Release 0.042 - (March 10, 2013)
--------------------------------
* Add complex exponential integral.
* Fix typo in cublasCgbmv.
* Use CUBLAS v2 API, add preliminary support for CUBLAS 5 functions.
* Detect CUBLAS version without initializing the GPU.
* Work around numpy bug #1898.
* Fix issues with pycuda installations done via easy_install/pip.
* Add support for specifying streams when creating FFT plans.
* Successfully find CULA R13a libraries.
* Raise exceptions when functions in the full release of CULA Dense are invoked
  without the library installed.
* Perform post-fft scaling in-place.
* Fix broken Python 2.6 compatibility (#19).
* Download distribute for package installation if it isn't available.
* Prevent absence of CULA from causing import errors (enh. by Jacob Frelinger)
* FFT batch tests and FFTW mode configuration (enh. by Lars Pastewka)

Release 0.041 - (May 22, 2011)
------------------------------
* Fix bug preventing installation with pip.

Release 0.04 - (May 11, 2011)
-----------------------------
* Fix bug in cutoff_invert kernel.
* Add get_compute_capability function and other goodies to misc module.
* Use pycuda-complex.hpp to improve kernel readability.
* Add integrate module.
* Add unit tests for high-level functions.
* Automatically determine device used by current context.
* Support batched and multidimensional FFT operations.
* Extended dot() function to support implicit transpose/Hermitian.
* Support for in-place computation of singular vectors in svd() function.
* Simplify kernel launch setup.
* More CULA routine wrappers.
* Wrappers for CULA R11 auxiliary routines.

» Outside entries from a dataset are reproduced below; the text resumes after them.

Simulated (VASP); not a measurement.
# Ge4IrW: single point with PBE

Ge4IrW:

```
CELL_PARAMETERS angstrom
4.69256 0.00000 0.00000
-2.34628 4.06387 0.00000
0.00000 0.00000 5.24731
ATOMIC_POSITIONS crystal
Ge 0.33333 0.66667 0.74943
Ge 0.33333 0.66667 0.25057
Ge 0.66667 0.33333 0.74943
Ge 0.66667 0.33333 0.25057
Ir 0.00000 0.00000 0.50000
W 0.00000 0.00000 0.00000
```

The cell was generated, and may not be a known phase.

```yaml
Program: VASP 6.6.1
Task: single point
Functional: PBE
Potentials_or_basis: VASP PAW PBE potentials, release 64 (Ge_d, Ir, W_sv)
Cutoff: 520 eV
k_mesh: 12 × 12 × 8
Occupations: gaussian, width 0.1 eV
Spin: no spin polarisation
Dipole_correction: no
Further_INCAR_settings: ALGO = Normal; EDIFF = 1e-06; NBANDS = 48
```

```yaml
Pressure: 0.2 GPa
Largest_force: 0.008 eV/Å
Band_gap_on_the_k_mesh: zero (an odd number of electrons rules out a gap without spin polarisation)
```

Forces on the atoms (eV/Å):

Release 0.03 - (November 22, 2010)
----------------------------------
* Add support for some functions in the premium version of CULA toolkit.
* Add wrappers for all lapack functions in basic CULA toolkit.
* Fix pinv() to properly invert complex matrices.
* Add Hermitian transpose.
* Add tril function.
* Fix missing library detection.
* Include missing CUDA headers in package.

Release 0.02 - (September 21, 2010)
-----------------------------------
* Add documentation.
* Update copyright information.

Release 0.01 - (September 17, 2010)
-----------------------------------
* First public release.